Logic and plausibility only have to make sense within the confines of the story. Is it a coincidence that Avilia and Sligh keep encountering each other in my series "The Rivals"? I suppose so, but without those coincidences there wouldn't be any stories. It's no worse than what happens to Percival in the Grail legends: he leaves his forest for the first time in his life, encounters the man who killed his father, then he meets an uncle who can teach him how to fight, then an uncle who can teach him manners, then the love of his life.

Is it plausible that a story's protagonist is extremely attractive/skilful/whatever? Why not, if that's what drives the story? Is McGyver a plausible character? Not really, in real life, but within the premise of the show he is. A gorgeous woman who no-one can resist? I doubt anyone like that exists in the real world, but it makes for a good story as long as the attractiveness is a tool, and not the theme.

I think that as long as you don't include too many implausible elements, most readers will go along with the story.
 
Implausible coincidences and character traits are almost always fine when they occur at the onset of the story. The further along the plot you go, the more pressure there is to keep the events realistic and plausible, within the confines already established. If you suddenly pull out a deus ex machina in the eleventh hour, readers will rightfully grumble; not so much if that’s what’s required for the story to happen in the first place.
 
I think a lot of this involves writer knowledge. The human mind is incapable of making giant leaps in terms of unlike concepts. So the only way to make more radical concepts plausible, is to make small logical steps.

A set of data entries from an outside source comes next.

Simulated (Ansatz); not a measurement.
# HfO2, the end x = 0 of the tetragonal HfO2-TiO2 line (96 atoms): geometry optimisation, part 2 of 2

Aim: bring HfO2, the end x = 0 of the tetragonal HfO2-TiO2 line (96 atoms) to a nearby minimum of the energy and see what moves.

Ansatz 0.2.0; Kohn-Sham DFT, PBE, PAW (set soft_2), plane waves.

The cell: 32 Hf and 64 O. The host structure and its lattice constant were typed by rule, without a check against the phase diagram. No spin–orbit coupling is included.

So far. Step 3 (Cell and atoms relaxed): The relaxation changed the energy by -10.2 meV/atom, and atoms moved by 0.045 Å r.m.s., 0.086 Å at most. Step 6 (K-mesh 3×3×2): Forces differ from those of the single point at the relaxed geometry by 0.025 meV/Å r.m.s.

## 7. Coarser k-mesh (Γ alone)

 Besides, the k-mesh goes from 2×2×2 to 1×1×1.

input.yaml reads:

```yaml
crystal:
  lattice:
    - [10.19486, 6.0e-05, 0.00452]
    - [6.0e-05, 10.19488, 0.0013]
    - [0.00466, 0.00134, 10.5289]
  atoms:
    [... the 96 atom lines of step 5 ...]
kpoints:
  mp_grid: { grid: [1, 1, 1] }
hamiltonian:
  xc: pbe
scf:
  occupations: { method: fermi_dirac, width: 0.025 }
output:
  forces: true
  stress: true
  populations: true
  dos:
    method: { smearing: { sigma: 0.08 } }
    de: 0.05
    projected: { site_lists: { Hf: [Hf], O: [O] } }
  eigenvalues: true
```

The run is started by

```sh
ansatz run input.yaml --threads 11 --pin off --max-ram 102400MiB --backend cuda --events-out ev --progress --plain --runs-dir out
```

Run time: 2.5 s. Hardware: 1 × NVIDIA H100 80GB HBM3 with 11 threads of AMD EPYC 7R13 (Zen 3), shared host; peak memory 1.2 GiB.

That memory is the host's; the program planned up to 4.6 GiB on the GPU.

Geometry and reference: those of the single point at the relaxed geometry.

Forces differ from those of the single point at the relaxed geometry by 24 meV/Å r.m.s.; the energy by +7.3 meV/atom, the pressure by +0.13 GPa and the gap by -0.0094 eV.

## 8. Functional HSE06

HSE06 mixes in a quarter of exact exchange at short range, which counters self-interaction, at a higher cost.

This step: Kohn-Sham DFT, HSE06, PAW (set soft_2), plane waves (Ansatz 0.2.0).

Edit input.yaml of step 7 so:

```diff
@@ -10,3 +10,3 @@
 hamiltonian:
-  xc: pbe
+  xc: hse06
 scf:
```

I do not write or am interested in incest either, but this illustrates my point well. To go from typical mother/son relationship to having sex would be a huge leap in the real world. As anyone knows who writes eroticism, it is not the sex scene that is so difficult, but rather writing the transition from being together to having sex that is the real challenge. With mother/son relations that is made worse.

To plausibly get that, the writer must make a whole series of baby steps so that looking back the gigantic leap was logically made. But that takes a lot of words. Its not that Lit Writers are not skilled, its more likely that few take the time to write their story with so many baby steps to get a mother to son relationship to be plausible. In other words, its not going to take something as simple as attraction to one another to break the taboo of mother/son incest. Its going to take a attraction, but also the right setting, the right previous trauma they are trying to get over, the connection they feel they need, etc. String enough of these reasons along and it becomes plausible.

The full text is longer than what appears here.